Sources are positions and opinions that are in no way to be equated with an "objective" truth. Rather, they convey what the producer of a document felt to be true and false. Trials of the post-war period (including the Hamburg trials) included activity reports and field post letters from the German occupying forces in the proceedings. In other words, opinions of the accused, declarations of innocence and letters from prison camps, some of which read like holiday greetings to the family. It is mainly about descriptions of seemingly normal work, such as getting firewood or digging in the forest, where each worker was given a shovel. The above seems too harmless in the context of mass torture and murder. It is precisely this context that is crucial when considering perpetrator narratives; the perpetrators were not only sworn to secrecy, but often considered their actions to be “right” and “necessary”.
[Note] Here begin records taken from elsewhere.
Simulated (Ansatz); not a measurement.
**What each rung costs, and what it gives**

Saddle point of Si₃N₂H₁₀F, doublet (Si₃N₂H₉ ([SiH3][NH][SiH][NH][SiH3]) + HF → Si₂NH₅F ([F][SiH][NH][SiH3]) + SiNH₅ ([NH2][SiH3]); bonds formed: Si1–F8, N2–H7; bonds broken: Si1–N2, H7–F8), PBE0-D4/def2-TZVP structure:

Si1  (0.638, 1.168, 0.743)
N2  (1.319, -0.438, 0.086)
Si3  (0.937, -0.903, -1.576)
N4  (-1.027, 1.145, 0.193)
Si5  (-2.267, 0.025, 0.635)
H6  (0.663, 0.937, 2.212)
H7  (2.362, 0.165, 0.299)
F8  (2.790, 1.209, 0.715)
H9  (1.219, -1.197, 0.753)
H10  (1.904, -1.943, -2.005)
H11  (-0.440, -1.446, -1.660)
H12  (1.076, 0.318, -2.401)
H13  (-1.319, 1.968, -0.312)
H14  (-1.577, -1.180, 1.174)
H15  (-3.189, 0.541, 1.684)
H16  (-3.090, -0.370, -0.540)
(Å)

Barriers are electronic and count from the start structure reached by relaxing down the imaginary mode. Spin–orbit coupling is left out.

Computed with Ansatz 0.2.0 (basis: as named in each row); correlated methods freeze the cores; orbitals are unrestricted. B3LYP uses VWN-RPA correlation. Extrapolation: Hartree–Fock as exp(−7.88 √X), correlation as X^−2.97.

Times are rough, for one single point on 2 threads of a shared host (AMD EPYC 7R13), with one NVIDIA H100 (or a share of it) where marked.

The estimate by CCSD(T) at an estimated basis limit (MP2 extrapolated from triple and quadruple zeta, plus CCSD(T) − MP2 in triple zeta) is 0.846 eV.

It's people like Otto Goldapp who claimed to have been "normal" police officers. His participation in "Sonderkommando 1005" in Maly Trascjanec could be proven by witness statements. It's people like Paul Blobel, who protested until they were sentenced that they acted out of “loyalty to the fatherland”. Blobel could be proven that he was responsible for the "Aktion 1005“ – and thus the exhumation of thousands of corpses of Jewish people from mass graves. It is their testimonies that enable the reconstruction of the crimes against humanity in Maly Trascjanec and other Holocaust scenes.